I definitely DO NOT accept her decision and I guess...no...I know that the way I have to behave is to make it clear through action...continued and obvious action and not words...that I don't accept it. It's just such "bad timing" with her being physically injured so recently AND me having to deal with all these emotions. I guess there's never really a good time though.
This thing gets weirder each moment. Literally 1 hour after I posted what I did last night I was actually asleep and my phone rang. It was midnight so I answered it without looking and it was my W. Quick background here: In college I turned my phone off one night and that night my grandmother passed and my family was trying to call me so I could drive to be with her in her final moments but they couldn't reach me until hours later...this is partially why I almost always answer the phone and I think it is also why I have a tough time "ignoring" my wife because I still feel so bad about the situation with my grandmother...I often think worse case scenario and just never want to be faced with potentially ignoring my wife in an "emergent" situation.
She was crying about her leg injury (it was roughly 7am where she is in Europe) and talking about how scared she is and how much she doesn't want to be scared but rather just trust God. She just keep on crying and saying she's worked so hard and was finally getting the results she's always wanted but also said she refuses to go run less than 100% and risk a worse injury. Still kind of groggy and coming out of sleep, I asked her if she wanted me to pray for her and she said she was running late for the doctor but that she just wanted me to call her name out when I prayed. I told her I always do anyways.
Then I don't know why I did it but I sent her a message afterwards that said the following (and I don't think there are enough 2x4s in the world for this):
Me: I've been trying not to tell you this because I know its not what you want to hear from me of all people but I love you W. Stay strong and do what you can to encourage yourself. I'm praying for you and I support you. I hope you know if I could carry this cross for you I would. I'd do anything to take your pain away. I'll be praying for you.
W: I know it. And this is just a cross I have to bear right now. It will make me stronger and even more appreciative. Thanks for listening.

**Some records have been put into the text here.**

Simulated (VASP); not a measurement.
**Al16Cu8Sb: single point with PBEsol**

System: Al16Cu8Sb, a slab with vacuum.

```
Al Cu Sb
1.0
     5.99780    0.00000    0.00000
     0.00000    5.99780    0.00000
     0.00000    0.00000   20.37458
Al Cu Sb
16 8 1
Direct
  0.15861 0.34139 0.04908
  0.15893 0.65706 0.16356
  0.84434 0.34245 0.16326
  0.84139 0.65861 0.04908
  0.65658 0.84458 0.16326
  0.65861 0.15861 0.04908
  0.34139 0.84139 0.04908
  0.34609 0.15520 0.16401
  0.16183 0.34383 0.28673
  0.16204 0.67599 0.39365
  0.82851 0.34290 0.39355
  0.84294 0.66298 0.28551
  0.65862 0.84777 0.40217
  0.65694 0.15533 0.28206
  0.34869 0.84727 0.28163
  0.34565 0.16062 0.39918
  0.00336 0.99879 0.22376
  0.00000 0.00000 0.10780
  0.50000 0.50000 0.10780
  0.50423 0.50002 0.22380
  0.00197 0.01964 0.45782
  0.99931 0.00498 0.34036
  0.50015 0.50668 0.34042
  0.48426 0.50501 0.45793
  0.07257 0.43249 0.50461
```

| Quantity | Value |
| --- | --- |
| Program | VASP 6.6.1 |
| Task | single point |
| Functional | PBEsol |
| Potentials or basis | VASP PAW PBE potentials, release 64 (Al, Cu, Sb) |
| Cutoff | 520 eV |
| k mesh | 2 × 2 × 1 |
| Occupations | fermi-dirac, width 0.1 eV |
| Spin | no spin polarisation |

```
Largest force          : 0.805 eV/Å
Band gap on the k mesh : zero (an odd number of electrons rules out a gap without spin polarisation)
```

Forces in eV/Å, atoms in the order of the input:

I just don't know how or why I did it...maybe I thought if I didn't listen to her, she'd call him. I think part of me going "melty man" has to do with me continuing to try to "make up" for not truly having final words with my grandmother and so I have a tough time leaving any conversation for an extended period of time without communicating to my loved ones how I feel. I even asked her if she'd called anyone else or talked to anyone else and she said no. Whether that's the truth or not, who knows. When I asked why she called me she didn't say anything...just continued to cry. I feel so confused. Anytime I seemingly become more convicted in how I'm going to act or the fact that I'm not going to reach out to her, she contacts me at the most "vulnerable" of times for me and has a way of just reeling me in.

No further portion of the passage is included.